Memories are Made of This

- 26 Oct 2005
By Stuart Brown   
Page 1 of 3

Taking a look at the wonderful world of memory and exploring why it is that we can remember some things with ease, whilst others just seem to be a blank.

Memory is the glue that binds our past with our present and makes us what we are. Descartes said, 'I think, therefore I am', and yet in a truer sense he should have said 'I remember, therefore I am', because without memories what are we?

Thinking about memory is hardly a new thing though. The whole edifices upon which current ideas of memory development are built were first established with the Greeks, and other oral cultures that relied upon word of mouth to spread their ideas. In such a setting it is perhaps not surprising that methods of remembering developed that were more advanced then simply repeating back fifty times and hoping for the best.

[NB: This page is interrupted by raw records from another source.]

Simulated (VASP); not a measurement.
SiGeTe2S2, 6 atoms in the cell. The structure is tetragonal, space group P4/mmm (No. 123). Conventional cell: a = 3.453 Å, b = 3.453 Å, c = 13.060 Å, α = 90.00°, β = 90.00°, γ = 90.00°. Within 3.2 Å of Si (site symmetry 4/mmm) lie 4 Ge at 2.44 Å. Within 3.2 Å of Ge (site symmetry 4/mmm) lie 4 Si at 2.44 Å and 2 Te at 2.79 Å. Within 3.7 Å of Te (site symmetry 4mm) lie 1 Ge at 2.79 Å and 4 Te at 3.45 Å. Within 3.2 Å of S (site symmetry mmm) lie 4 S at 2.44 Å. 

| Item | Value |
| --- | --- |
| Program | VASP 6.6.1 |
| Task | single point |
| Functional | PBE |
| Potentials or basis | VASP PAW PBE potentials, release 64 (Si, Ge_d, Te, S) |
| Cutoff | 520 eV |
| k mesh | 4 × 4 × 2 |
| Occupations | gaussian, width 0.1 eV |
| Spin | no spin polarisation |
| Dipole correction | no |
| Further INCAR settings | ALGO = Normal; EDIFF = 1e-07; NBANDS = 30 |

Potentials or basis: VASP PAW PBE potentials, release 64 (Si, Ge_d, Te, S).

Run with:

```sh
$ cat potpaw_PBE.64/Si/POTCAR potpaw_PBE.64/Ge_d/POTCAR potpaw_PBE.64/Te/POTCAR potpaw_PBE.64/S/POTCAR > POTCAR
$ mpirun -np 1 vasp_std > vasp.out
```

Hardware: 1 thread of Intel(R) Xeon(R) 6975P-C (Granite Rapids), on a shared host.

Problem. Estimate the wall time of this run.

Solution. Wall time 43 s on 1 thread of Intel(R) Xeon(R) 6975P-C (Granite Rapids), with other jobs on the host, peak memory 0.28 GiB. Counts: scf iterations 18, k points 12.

To go beyond where we currently are we need a new way of reflecting on the world around us. It seems strange that if I were to ask you to describe your couch to me that you can do it in remarkable detail, and yet if I ask you for a scientific fact that you learned at school your mind is a miracle of blankness. What's the difference? The same engine (your brain) is driving both mechanisms, and yet for one you are blessed with photographic type powers and for the other your resistance is so great that you are convinced that you probably never learned the fact after all. That it was instead some other 'younger you' that used to possess mastery of 'the force' that has since deserted you.

Nothing could be further from the truth of course. The 'Good' you; the Jedi Knight who can lift the weight of a spaceship with the sheer force of his mind; and the 'Bad' you; the Darth Vader character who is constrained by the black mask of blankness are one and the same. The problem is not with your brain. It is with how you choose to use it.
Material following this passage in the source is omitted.